The first part of this post is a replay of a piece I wrote on May 11, 2010 under the title Yesterday In Music History. I’ve added the section about “Wildwood Flower” and an embedded YouTube “video” featuring the Carter Family’s original recording for your listening pleasure.
“She’d hook that right thumb under that big bass string and just like magic the other fingers moved fast like a threshing machine, always on the right strings, and out came the lead notes and the accompaniment at the same time. The left hand worked in perfect timing, and the frets seemed to pull those nimble fingers to the very place where they were supposed to be, and the guitar rang clear and sweet with a mellow touch that made you know it was Maybelle playing the guitar.”
That was June Carter Cash describing her mother, Maybelle Carter, playing the guitar.
Maybelle Addington Carter was born on May 10, 1909 in Nicklesville, Virginia. While still a teenager, she played guitar and sang back-up in a trio with Sara Carter, her cousin, and A.P.Carter, Sara’s husband. Sara sang lead and played autoharp and guitar. A.P. sang bass. The group was known as the Carter Family.
On August 1, 1927, in Bristol, Tennessee, the Carter Family made their first recordings for Ralph Peer, a traveling talent scout for Victor Records. From then until 1943, when A.P. and Sara left the group, the Carter Family recorded hundreds of songs and sold millions of records.

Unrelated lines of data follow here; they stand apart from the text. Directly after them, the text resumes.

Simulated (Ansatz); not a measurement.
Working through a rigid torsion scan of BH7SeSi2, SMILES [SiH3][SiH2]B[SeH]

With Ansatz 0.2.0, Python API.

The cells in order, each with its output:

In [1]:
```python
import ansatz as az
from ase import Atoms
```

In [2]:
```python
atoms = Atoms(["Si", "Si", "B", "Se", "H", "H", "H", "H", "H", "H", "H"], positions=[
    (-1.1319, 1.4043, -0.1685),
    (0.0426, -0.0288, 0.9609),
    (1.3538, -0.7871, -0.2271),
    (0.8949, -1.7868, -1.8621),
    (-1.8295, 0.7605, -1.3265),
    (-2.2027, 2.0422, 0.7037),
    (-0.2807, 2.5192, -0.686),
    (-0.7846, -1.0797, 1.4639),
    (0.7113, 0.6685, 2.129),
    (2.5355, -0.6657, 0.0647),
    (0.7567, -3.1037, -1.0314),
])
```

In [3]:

Thanks to those records and several years of live radio broadcasts, Maybelle’s guitar style, her “Carter Scratch,” was heard all over the country and adopted by generations of guitar players.
To try to put the extent and importance of her influence simply:
Maybelle Carter was Woody Guthrie’s favorite guitar player.
Woody Guthrie was one of the primary influences of Bob Dylan.
And who did Bob Dylan influence?
Well, as a student said when I posed that question in class one day:
“Everyone.”
Maybelle Carter passed away on October 23, 1978.
The Carter Family recorded “Wildwood Flower” for Victor Records on May 10, 1928 in Camden, N.J., in the Trinity Baptist Church. In the photo below, that’s Maybelle on the left, holding her big Gibson guitar. Sara Carter, the vocalist on “Wildwood Flower,” is seated on the right. A.P. Carter is in the middle. On the recording, 19-year-old Maybelle plays the guitar during the introduction and throughout this famous song.